Work long enough, and you’ll encounter it: office speak. At first you don’t notice it. Then slowly but surely, you’re using words like “leverage” and “upsell.” It happens to the best of us. Still, the first step in addressing the problem, is realizing you have a problem.
Here is an illustrated guide to ten annoying office cliches, which proves that when it comes to office speak, it’s usually best to keep things simple.
Grabbing the low-hanging fruit in a vineyard is a straightforward proposition. At work, that proverbial “fruit” represents the easiest or most obvious tasks. The question is, if the task is easy or obvious, why do you need to bring it up? Skip this cliche – unless your office really does have fruit hanging from the ceiling, in which case we envy you.
Run it up the flagpole
The idea here is to figuratively run an idea up a flagpole to see who salutes it. Otherwise known as “tell people about it.”

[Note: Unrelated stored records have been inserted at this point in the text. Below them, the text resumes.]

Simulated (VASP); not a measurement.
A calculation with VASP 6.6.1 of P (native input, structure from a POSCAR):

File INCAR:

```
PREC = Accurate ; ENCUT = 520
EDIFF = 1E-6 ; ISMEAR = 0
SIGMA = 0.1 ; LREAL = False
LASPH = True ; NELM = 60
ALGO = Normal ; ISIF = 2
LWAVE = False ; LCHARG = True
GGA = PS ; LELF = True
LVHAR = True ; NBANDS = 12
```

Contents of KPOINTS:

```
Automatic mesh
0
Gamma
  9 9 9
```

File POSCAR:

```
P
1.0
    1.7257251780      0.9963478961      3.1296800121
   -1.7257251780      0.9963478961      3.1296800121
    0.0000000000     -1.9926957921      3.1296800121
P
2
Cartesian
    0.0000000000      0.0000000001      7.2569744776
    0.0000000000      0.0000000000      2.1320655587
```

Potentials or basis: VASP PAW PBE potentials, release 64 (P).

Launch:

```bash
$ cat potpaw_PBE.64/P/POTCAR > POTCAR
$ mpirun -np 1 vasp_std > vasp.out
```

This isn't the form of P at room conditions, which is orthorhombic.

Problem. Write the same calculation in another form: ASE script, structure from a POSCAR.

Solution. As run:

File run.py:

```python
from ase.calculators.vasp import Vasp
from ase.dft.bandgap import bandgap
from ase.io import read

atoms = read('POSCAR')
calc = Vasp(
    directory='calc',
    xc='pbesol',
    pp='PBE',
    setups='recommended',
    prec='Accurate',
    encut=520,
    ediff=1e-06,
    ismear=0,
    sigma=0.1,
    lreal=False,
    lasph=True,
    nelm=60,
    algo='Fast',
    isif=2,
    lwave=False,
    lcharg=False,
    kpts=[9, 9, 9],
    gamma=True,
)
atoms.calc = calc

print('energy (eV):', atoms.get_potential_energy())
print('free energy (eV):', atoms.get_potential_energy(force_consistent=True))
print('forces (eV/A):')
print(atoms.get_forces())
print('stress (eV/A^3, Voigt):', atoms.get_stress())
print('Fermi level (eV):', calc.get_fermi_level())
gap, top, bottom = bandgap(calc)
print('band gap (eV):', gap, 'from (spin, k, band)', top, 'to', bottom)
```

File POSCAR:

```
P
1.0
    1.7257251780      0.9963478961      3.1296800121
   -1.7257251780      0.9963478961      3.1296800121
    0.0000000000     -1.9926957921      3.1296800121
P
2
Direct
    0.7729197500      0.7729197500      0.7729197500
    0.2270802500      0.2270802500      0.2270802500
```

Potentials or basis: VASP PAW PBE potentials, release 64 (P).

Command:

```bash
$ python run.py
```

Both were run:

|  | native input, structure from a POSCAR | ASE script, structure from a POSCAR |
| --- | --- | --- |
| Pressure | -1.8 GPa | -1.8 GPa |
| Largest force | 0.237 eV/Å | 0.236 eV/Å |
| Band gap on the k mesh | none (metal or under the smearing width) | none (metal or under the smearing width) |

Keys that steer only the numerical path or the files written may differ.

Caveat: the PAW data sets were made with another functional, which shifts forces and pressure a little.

Peel back the layers of the onion
Everyone knows that onions have multiple layers. So what do you gain from metaphorically peeling them back at work?
Square the circle
Referring to a problem in ancient geography, squaring the circle effectively requires one to carry out the impossible. Get ready, because this project might just require a miracle!
Reinvent the wheel
Also known as “let’s keep things simple.”
Break down silos
What exactly are silos? And how do you break them down? Could it be that you’re just asking to improve processes and talk to people more?
Pushing the envelope
This expression came from the US Air Force. It originally meant pushing an aircraft beyond its known or recommended limits.
Ducks in a row
Ducks are orderly creatures who swim in a row. You don’t need to bring them up every time you organize your filing cabinet.
Do people really play hardball? Most often this is used in a negotiation setting, so it’s possible the hardball player you’re referring to is just “negotiating.”
Keep me in the loop
This phrase assumes there is a loop in your office, which means the silos must already have been broken down effectively.